Test if a network address contains either another network address or an IP address.

Examples

let net4: IpNet = "192.168.0.0/24".parse().unwrap();
let net4_yes: IpNet = "192.168.0.0/25".parse().unwrap();
let net4_no: IpNet = "192.168.0.0/23".parse().unwrap();
let ip4_yes: IpAddr = "192.168.0.1".parse().unwrap();
let ip4_no: IpAddr = "192.168.1.0".parse().unwrap();

assert!(net4.contains(&net4));
assert!(net4.contains(&net4_yes));
assert!(!net4.contains(&net4_no));
assert!(net4.contains(&ip4_yes));
assert!(!net4.contains(&ip4_no));


let net6: IpNet = "fd00::/16".parse().unwrap();
let net6_yes: IpNet = "fd00::/17".parse().unwrap();
let net6_no: IpNet = "fd00::/15".parse().unwrap();
let ip6_yes: IpAddr = "fd00::1".parse().unwrap();
let ip6_no: IpAddr = "fd01::".parse().unwrap();

assert!(net6.contains(&net6));
assert!(net6.contains(&net6_yes));
assert!(!net6.contains(&net6_no));
assert!(net6.contains(&ip6_yes));
assert!(!net6.contains(&ip6_no));

assert!(!net4.contains(&net6));
assert!(!net6.contains(&net4));
assert!(!net4.contains(&ip6_no));
assert!(!net6.contains(&ip4_no));

pub fn aggregate(networks: &Vec<IpNet>) -> Vec<IpNet>

Aggregate a Vec of IpNets and return the result as a new Vec.

Examples

let nets = vec![
    "10.0.0.0/24".parse::<IpNet>().unwrap(),
    "10.0.1.0/24".parse().unwrap(),
    "10.0.2.0/24".parse().unwrap(),
    "fd00::/18".parse().unwrap(),
    "fd00:4000::/18".parse().unwrap(),
    "fd00:8000::/18".parse().unwrap(),
];

assert_eq!(IpNet::aggregate(&nets), vec![
    "10.0.0.0/23".parse::<IpNet>().unwrap(),
    "10.0.2.0/24".parse().unwrap(),
    "fd00::/17".parse().unwrap(),
    "fd00:8000::/18".parse().unwrap(),
]);

Trait Implementations

impl Clone for IpNet

fn clone(&self) -> IpNet

Returns a copy of the value.

fn clone_from(&mut self, source: &Self)

Performs copy-assignment from source.

impl Debug for IpNet

fn fmt(&self, fmt: &mut Formatter<'_>) -> Result

Formats the value using the given formatter.

impl Default for IpNet

fn default() -> Self

Returns the “default value” for a type.

impl Display for IpNet

fn fmt(&self, fmt: &mut Formatter<'_>) -> Result

Formats the value using the given formatter.

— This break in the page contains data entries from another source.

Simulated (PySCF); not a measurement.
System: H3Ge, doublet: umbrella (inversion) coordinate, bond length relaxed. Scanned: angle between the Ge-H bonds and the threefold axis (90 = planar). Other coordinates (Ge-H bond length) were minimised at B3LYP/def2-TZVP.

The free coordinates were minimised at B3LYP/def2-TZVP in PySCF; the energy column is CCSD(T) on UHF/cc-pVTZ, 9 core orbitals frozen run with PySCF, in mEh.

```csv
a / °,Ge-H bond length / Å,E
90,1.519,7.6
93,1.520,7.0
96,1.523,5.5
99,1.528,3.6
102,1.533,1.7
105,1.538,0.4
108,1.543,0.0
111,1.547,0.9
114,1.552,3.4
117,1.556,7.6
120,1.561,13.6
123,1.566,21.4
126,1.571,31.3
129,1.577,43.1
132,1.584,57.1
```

impl From<IpAddr> for IpNet

fn from(addr: IpAddr) -> IpNet

Performs the conversion.

impl From<Ipv4Net> for IpNet

fn from(net: Ipv4Net) -> IpNet

Performs the conversion.

impl From<Ipv6Net> for IpNet

fn from(net: Ipv6Net) -> IpNet

Performs the conversion.

impl FromStr for IpNet

type Err = AddrParseError

The associated error which can be returned from parsing.

fn from_str(s: &str) -> Result<IpNet, AddrParseError>

Parses a string s to return a value of this type.

impl Hash for IpNet

fn hash<__H: Hasher>(&self, state: &mut __H)

Feeds this value into the given Hasher.

fn hash_slice<H>(data: &[Self], state: &mut H) where
    H: Hasher, 

Feeds a slice of this type into the given Hasher.

impl Ord for IpNet

fn cmp(&self, other: &IpNet) -> Ordering

This method returns an Ordering between self and other.

fn max(self, other: Self) -> Self

Compares and returns the maximum of two values.

fn min(self, other: Self) -> Self

Compares and returns the minimum of two values.

fn clamp(self, min: Self, max: Self) -> Self

Restrict a value to a certain interval.

impl PartialEq<IpNet> for IpNet

fn eq(&self, other: &IpNet) -> bool

This method tests for self and other values to be equal, and is used by ==.

fn ne(&self, other: &IpNet) -> bool

This method tests for !=.

impl PartialOrd<IpNet> for IpNet

fn partial_cmp(&self, other: &IpNet) -> Option<Ordering>

This method returns an ordering between self and other values if one exists.

fn lt(&self, other: &Rhs) -> bool

This method tests less than (for self and other) and is used by the < operator.

fn le(&self, other: &Rhs) -> bool

This method tests less than or equal to (for self and other) and is used by the <= operator.

fn gt(&self, other: &Rhs) -> bool

This method tests greater than (for self and other) and is used by the > operator.

fn ge(&self, other: &Rhs) -> bool

This method tests greater than or equal to (for self and other) and is used by the >= operator.

impl Copy for IpNet

impl Eq for IpNet

impl StructuralEq for IpNet

impl StructuralPartialEq for IpNet